How China’s belt and road diplomacy could end the Ukraine conflict for good

Posted originally to South China Morning Post (SCMP) on 15 June 2022.

A post-war scenario in Ukraine that favours both Russian and Western interests is key to a sustainable ceasefire. China could be well placed to pitch its Belt and Road Initiative as the key road map to this scenario.

China’s dislike of unilateralism gave rise to a Sino-Russian diplomatic partnership that has seen the two permanent UN Security Council members oppose US military intervention in Syria, sanctions on Iran and other similar policies.

However, Russia’s February 24 invasion of Ukraine was a unilateral move itself, and its impact on China’s global interests shows why Beijing opposes unilateralism.

Just before invading, Moscow pulled out of the Minsk Protocol, a French- and German-mediated dialogue with Kyiv launched under the auspices of the Organisation for Security and Cooperation in Europe in 2015. China had thought such multilateralism would keep Ukraine relatively stable and signed agreements with Kyiv last July to develop its transport infrastructure.

Russia’s unilateral invasion torpedoed these plans and also invited unprecedented European Union sanctions on Russia. This has affected China’s trade with Europe, most of which transits the Russia-Belarus part of the belt and road’s “New Eurasian Land Bridge”. As a result, China retains a strong interest in getting both Russia and the West to back off in Ukraine.

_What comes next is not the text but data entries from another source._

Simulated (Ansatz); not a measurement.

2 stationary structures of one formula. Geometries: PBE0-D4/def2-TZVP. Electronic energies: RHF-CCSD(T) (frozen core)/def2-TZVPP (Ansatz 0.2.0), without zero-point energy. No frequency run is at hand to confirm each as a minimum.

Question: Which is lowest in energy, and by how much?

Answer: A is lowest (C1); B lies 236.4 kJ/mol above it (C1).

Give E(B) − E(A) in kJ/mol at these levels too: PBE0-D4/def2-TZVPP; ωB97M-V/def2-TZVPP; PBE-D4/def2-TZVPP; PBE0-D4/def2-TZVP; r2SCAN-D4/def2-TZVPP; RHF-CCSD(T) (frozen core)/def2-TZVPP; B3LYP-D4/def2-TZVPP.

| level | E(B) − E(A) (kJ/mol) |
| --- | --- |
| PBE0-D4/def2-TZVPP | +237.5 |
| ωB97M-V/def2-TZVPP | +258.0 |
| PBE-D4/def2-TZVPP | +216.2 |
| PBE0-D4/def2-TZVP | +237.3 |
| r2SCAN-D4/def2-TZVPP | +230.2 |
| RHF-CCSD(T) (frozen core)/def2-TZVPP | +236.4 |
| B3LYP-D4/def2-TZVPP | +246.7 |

Usually, China avoids the diplomatic entanglements that accompany foreign conflicts as much as it avoids the conflicts themselves. However, Beijing possesses credible neutrality on Ukraine, and the geopolitical outcomes of Ukrainian integration into the belt and road may be acceptable enough to both Russia and the West for them to de-escalate at China’s urging – so as to allow Ukraine’s belt-and-road-driven restoration – without looking like they capitulated.

Ukraine’s integration involves heading an alternative China-EU trade route to the Russia-Belarus one. This multimodal route, dubbed by some as the Trans-Caspian International Transport Route, proceeds from China to Kazakhstan then crosses the Caspian Sea to Azerbaijan and neighbouring Georgia en route to the Black Sea, to Ukraine’s ports. Ukraine then serves as China’s entrepot to Europe.

For the EU, this can help delink its economy from Russia. The route also mitigates Russia’s coercive economic leverage over Ukraine, since Moscow’s respect for (and increased financial reliance on) Beijing means it is unlikely to try and control a belt and road corridor in the same way that it is currently doing with Ukraine’s ports and shipping in the Black Sea.

The route also evidently complements the US’ incipient geoeconomic strategy against Russia, under which Washington has urged gas-rich Qatar to mitigate European reliance on Russian energy supplies. Additionally, given that Russia-US great-power rivalry is far more heated than Sino-US competition at present, it makes sense for the United States to back the corridor despite its general scepticism toward the belt and road.

From Russia’s perspective, while it may lose economic hard power in the event of a Chinese-led ceasefire in Ukraine and development of the Trans-Caspian International Transport Route, it would benefit in other ways from China developing deeper stakes in resolving the Ukraine conflict.

After a ceasefire, the next logical step in China’s belt and road diplomacy would be to renew multilateral dialogue on Ukraine to finalise some semblance of Russian-Western – or at least Russian-EU – common ground and end the conflict for good. Such a dialogue would undoubtedly reflect China’s general rejection of Western sanctions on Russia; hence, the restrictions would need to be lifted as a prerequisite.

This would spare Moscow from having to bargain for sanctions relief by conceding to Western demands, like vacating occupied Ukrainian territory, which would damage Russian credibility as a hegemon in the former Soviet space, which it calls its “near abroad”.

A close look at China’s interests in Ukraine shows they complement US, EU and Russian interests in different ways. All these key players in the Ukraine crisis can claim some strategic gain from a Chinese-led ceasefire reached under the pretext of letting Ukraine embrace the belt and road.

For China, the ceasefire itself would be a special achievement. So far, the Ukraine war’s destabilisation of vital global markets, including food and energy, has not been enough to convince Russia and the West to wind down their posturing. Such an outcome would burnish the belt and road’s global reputation as a megaproject rooted in “win-win cooperation”, as Beijing markets it. What is certain is that everyone needs a ceasefire in Ukraine. China has the motive and means to lead efforts to this end.